Schwarzschild Solution: Derivation
Introduction
The Schwarzschild solution, discovered by Karl Schwarzschild in 1916 (just months after Einstein published general relativity), describes the spacetime geometry outside a spherically symmetric, non-rotating mass. It's the first exact solution to Einstein's field equations and describes black holes.
We'll derive this solution step by step from Einstein's field equations using spherical symmetry.

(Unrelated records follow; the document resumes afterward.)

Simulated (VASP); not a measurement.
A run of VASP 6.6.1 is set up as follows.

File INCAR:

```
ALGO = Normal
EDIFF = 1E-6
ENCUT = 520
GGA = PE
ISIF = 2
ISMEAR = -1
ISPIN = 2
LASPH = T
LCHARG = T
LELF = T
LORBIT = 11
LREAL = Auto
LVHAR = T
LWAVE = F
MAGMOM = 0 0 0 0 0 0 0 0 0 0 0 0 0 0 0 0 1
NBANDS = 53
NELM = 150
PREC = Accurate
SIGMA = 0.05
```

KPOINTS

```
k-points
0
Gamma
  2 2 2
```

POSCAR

Step 1: Symmetry Assumptions
Key Assumptions
- Spherical symmetry: The metric depends only on radial coordinate r
- Static: The metric is time-independent (no time derivatives)
- Asymptotically flat: At large distances, spacetime approaches Minkowski space
- Vacuum solution: We solve Einstein's equations in vacuum (outside the mass)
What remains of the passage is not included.